04 April 2015

Liverpool 1-4 Arsenal

Goals:
Bellerin 37'
Özil 40'
Alexis 45'
Henderson 76' [pen]
Giroud 90+1'

One team completely outclassed the other. Unfortunately, Liverpool were very much the other.

With Sturridge only fit enough for the bench, Liverpool's lineup looked a lot like the reverse fixture's: Henderson at wing-back, Sterling up top, Markovic and Lucas returning to the starting XI. Unfortunately, Liverpool did not begin today's game as they did in the reverse fixture.

The first ten minutes set the tone, despite Arsenal amazingly failing to score, as Liverpool had more giveaways in their own half than touches in the opposition half. As against Swansea and United, Liverpool were completely overrun in midfield from the start thanks to opposition pressing. It's probably not a good thing that the opposition has figured out Liverpool's set-up in each of the last three matches and Liverpool have still persisted with the same formation.

But Liverpool somehow weathered the early storm, Liverpool somehow took the game to Arsenal, and Liverpool should have taken the lead when Coutinho put Markovic through but his centered pass for a Sterling tap-in was slightly overhit. Liverpool actually looked the better side for more than a few minutes. And then Arsenal thoroughly dismissed that notion in the final 10 minutes of the half.
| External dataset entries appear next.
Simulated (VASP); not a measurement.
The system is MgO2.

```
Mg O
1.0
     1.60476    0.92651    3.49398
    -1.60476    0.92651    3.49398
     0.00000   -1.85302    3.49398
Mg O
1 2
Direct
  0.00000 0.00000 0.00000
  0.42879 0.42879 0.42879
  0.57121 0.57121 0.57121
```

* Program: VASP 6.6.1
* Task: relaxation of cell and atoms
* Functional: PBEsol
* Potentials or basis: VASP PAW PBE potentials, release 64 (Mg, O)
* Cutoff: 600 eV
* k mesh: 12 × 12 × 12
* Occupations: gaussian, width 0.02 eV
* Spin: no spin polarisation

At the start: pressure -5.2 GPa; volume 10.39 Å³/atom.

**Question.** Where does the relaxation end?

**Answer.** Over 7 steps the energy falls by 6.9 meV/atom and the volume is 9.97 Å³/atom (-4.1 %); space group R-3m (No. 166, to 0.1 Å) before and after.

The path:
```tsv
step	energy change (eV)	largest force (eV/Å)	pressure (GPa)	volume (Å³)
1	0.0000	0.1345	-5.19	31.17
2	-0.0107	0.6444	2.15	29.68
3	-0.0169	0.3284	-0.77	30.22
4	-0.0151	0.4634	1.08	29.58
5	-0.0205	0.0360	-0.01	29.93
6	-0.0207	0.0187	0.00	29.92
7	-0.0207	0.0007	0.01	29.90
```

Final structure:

Bellerin struck first, with Liverpool outnumbered out wide when Özil spread play wide to Ramsey, who set up Bellerin, who cut inside past Moreno far too easily with Allen late to cover, curling a left-footed shot around Mignolet through the gap between Liverpool's defenders. It was the first away goal that Liverpool conceded in 596 minutes, since van Persie's third at Old Trafford on December 14. It would be swiftly followed by two more. Eight minutes to doom the day, eight minutes to kill the campaign.

Next came Özil's pitch-perfect free kick, beating Mignolet on the side where he shouldn't be beaten. Then came Alexis Sanchez, after yet another Liverpool giveaway in midfield as Arsenal pressed Allen and Lucas, taking Ramsey's pass in stride at full speed, dancing around a despairing Toure, then slamming the ball into the net from the top of the box.


Oof. At 0-2, Liverpool have a chance. A very small chance, but a chance nonetheless. At 0-3, it's game over, and the final 45 are a formality.

Regardless, Liverpool had to change things in the second half, Sturridge had to come on. Once again, too little, too late – both mantra and modus operandi this season. But it was still strange to see Liverpool switch to 4-1-4-1.

And unsurprisingly, it was ineffective, with Arsenal happy to soak up Liverpool pressure, Liverpool stifled and smothered outside Arsenal's box, typically narrow, once again unable to stretch the defense with pace or spacing or anything from out wide. Coutinho with no room to manuever, Sturridge isolated without a strike partner. Liverpool got a consolation when Bellerin took down Sterling in the box – and, yes, Bellerin should have been sent off for a second yellow – with Henderson (barely) scoring the spot kick, but few were fooled into thinking a comeback was on the cards. That Emre Can did get a second yellow and Oliver Giroud did score his 10th goal in the last 11 games was a fitting finish for a disheartening day.

Today was the first time that Brendan Rodgers' Liverpool have conceded four goals in a match, the first time since nine-man Liverpool lost 0-4 at White Hart Lane in September 2011. Today was the first time that Liverpool have had players sent off in consecutive matches since 2000-01 (amusingly also involving a Gerrard red card).

And today was the second consecutive match where Liverpool put just one non-penalty shot on-target and had a player sent off. The two matches to either define or save Liverpool's campaign, against the two sides directly ahead of Liverpool in the table, and that's what Liverpool produces.

That's simply not good enough. Liverpool weren't good enough today, Liverpool haven't been good enough this season. Liverpool aren't anywhere near good enough in front of goal, and the better sides can take advantage of that to take advantage of Liverpool's sometimes-good-enough defense.

There's only one thing left to save any face this season, and it starts with Liverpool's next match: the FA Cup replay at Blackburn. With just four days rest; with the team having completely lost form and confidence; and with Skrtel and Can (and Gerrard, I guess) suspended, requiring wholesale changes in defense.

Liverpool have to respond. But does anyone still have faith that Liverpool can respond?

1 comment :

NattyB said...

Why does everyone think Bellerin's foul should've been a second yellow? I would've like it if it was a second yellow. It wasn't cynical, reckless or violent. RS wasn't about to score (though he could've) so it wasn't a "clear goal-scoring opportunity."

I thought it was just a plain old foul.